For all its exciting new capabilities, efficacy remained the primary driver. LEDs came to dominate utility lighting rebate program offerings and became a staple for commercial building energy code compliance. In the residential market, the Biden administration’s elimination of exemptions and enforcement of the backstop provision in the Energy Independence and Security Act of 2007 positioned LEDs to gobble up the majority of remaining general-service lamp sockets.
Various regional studies show significant conversion of the installed lighting stock to LED, particularly in regions with higher energy costs. For example, rebate program evaluation reports by utility consulting firm DNV projected market share ranging from 83% to 94% for LEDs in the linear ambient lighting market in Connecticut, Massachusetts, New Jersey and Rhode Island. Meanwhile, calls for elimination of mercury—resulting in seven states targeting mercury-containing lamps such as fluorescent—signal that not even this venerable lighting technology is safe.
In one sense, this is great news. According to the Department of Energy (DOE), LED lighting has reduced overall demand for electricity in the United States by about 5%. What used to eat 40% of an average commercial building’s budget has fallen to closer to 10%. Compared to yesteryear’s lighting systems, modern lighting now offers a veritable menu of energy efficiency, longevity, precision, aesthetics, flexibility, controllability, data and overall greater value. Fully realized, an LED lighting system today is far more of a building asset than simply another basic cost-bearing utility.
For some, however, it may feel like the party’s over with the low-hanging fruit largely plucked. Rebate programs evaluating LED saturation may eventually conclude that business-as-usual prescriptive rebates are no longer productive in achieving energy savings targets. Energy Star is sunsetting its residential listing for many LED products. The DOE isn’t as energetic about supporting market transformation as it once was.
I may be a realist with expectations, but I’m an optimist when it comes to outlook. I believe the LED revolution isn’t so much over as getting ready for Revolution 2.0. It may not be a major technological shift this time, but it will be focused on market opportunity. In one sense, this revolution may be even more exciting, as it enables U.S. lighting to achieve the technology’s full potential.

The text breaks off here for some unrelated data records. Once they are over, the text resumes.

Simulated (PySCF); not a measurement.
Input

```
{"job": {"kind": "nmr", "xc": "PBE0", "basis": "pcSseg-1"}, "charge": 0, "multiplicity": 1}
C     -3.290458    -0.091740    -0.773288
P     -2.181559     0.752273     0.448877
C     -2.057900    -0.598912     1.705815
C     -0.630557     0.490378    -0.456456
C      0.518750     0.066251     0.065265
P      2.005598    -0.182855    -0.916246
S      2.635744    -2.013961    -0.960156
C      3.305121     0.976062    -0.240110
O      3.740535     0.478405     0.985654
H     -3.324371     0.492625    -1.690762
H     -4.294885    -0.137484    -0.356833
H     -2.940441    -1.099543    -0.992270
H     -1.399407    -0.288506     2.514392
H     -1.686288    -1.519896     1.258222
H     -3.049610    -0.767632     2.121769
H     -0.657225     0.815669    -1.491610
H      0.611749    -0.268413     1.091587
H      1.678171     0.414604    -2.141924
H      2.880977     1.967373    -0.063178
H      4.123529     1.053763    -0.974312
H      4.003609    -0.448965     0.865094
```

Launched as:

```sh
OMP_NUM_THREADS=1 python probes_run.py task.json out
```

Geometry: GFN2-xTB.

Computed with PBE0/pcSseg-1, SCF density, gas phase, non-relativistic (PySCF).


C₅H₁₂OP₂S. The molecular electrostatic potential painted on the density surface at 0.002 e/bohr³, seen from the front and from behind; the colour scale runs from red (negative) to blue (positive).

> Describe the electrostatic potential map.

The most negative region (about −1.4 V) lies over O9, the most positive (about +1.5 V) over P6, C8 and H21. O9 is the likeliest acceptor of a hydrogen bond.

Lighting controls and upgrades from first- to second-generation LEDs offer significant energy savings. Utility rebate programs may transition to stronger support of advanced lighting controls and upgrading older LED lighting. Many older systems are first-generation technology, basic TLED lamp retrofits or lacking lighting controls. Upgrading to second-generation LEDs with advanced controls can deliver significant energy savings and other value. In particular, networked lighting controls (which can reduce lighting energy consumption by nearly half), luminaire-level lighting controls, tunable lighting and integration with other building systems such as HVAC and plug loads may receive a boost.
An increasing policy focus on decarbonization may lead to premium lighting and control systems becoming far more attractive. At the national level, electrifying transportation will impose more demand for electric power. At the local level, requirements for reporting carbon emissions and either offsetting or paying financial penalties for exceeding carbon caps will further incentivize energy efficiency and building data.
Among leading commercial properties, there is a sentiment that minimizing energy costs and the carbon footprint can generate significant value in attracting and retaining high-quality tenants. Meanwhile, energy codes may evolve to become more focused on carbon savings or performance.
As this metatrend develops, the most robust lighting options may become more attractive when the return on investment calculation includes all associated costs and incorporates applicable value beyond a direct ROI.
The above does not count market segments that are energetic and may see significant opportunities, such as horticultural, germicidal UV and circadian lighting. And of course, ongoing incremental progress—performance, quality, serviceability, etc.—over time adds up to real change.
Overall, the LED revolution may have won, but market conditions may be setting the stage for its next exciting phase.